Unfortunately, this dig site happens to be exactly where the new Mississippi River Bridge will land when it reaches the Illinois side.
By the end of the year, when the current dig is scheduled to finish, the archaeologists estimate they will have excavated only about 10 percent of what remains of the town. The remaining 90 percent, which lies under private land, could be lost to development once the bridge project is complete.
The Illinois Department of Transportation and Federal Highway Administration have been cooperating with the archaeologists for the duration of the dig -- and the bridge construction -- and plan to make it a permanent archaeological site, but Tim Pauketat, an anthropologist at the University of Illinois and leading authority on ancient Cahokia, is concerned about the 90 percent of the town that's not part of the dig.
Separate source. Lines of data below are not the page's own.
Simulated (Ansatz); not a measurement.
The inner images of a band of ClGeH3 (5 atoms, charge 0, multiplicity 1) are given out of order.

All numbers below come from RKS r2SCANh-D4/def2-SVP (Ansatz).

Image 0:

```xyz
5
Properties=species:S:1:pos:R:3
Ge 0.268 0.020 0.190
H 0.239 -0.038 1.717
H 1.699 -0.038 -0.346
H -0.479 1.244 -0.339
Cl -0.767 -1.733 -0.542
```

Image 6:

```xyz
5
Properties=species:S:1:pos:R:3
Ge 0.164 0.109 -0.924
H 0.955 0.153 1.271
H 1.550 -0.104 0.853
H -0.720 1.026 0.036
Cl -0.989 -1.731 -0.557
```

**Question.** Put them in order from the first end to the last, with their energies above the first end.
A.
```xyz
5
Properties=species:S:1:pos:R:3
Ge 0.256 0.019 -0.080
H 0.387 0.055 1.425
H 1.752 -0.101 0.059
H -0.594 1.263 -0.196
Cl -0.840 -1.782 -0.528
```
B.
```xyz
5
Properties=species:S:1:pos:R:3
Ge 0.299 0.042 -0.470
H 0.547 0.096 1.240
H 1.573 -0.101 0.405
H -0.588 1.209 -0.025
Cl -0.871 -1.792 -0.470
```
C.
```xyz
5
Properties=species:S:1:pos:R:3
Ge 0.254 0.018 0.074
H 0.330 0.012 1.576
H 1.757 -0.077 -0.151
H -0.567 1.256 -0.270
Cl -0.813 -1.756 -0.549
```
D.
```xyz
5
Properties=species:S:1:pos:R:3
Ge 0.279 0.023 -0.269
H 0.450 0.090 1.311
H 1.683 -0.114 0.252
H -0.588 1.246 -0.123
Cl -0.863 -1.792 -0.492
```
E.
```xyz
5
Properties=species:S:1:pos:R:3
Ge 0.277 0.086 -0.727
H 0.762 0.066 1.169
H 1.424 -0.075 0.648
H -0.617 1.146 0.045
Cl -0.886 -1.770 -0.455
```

"Because East St. Louis is right across from St. Louis, it's prime land for any kind of commercial development," Pauketa told St. Louis Public Radio. He added that the archaeologists have been trying to persuade the government to buy up that land, with little success.
When Cahokia was in its prime, in the twelfth and thirteenth centuries, it was home to 20,000 people and 120 pyramids and served as a major tourist and possibly even pilgrimage site: Pauketat says he has found Cahokia-made objects as far away as Oklahoma and Georgia. But the pyramid at the East St. Louis site doesn't appear on any earlier maps.
"For us it was a really big surprise to come out and discover that we have this big residential area for this ancient city," said Joe Galloy, who is coordinating ISAS's survey. Prior to this discovery, archaeologists had believed that all that was left of Cahokia -- and the Cahokians -- was at the mounds site.
"Was there a powerful leader here, or charismatic leader, that drew people in, attracted people? Did something happen here that drew them in? Or something about the location was more significant? Those kinds of things we just don't have answers for directly," Cahokia site manager Bill Iseminger said.
But maybe there's some clue hiding beneath East St. Louis?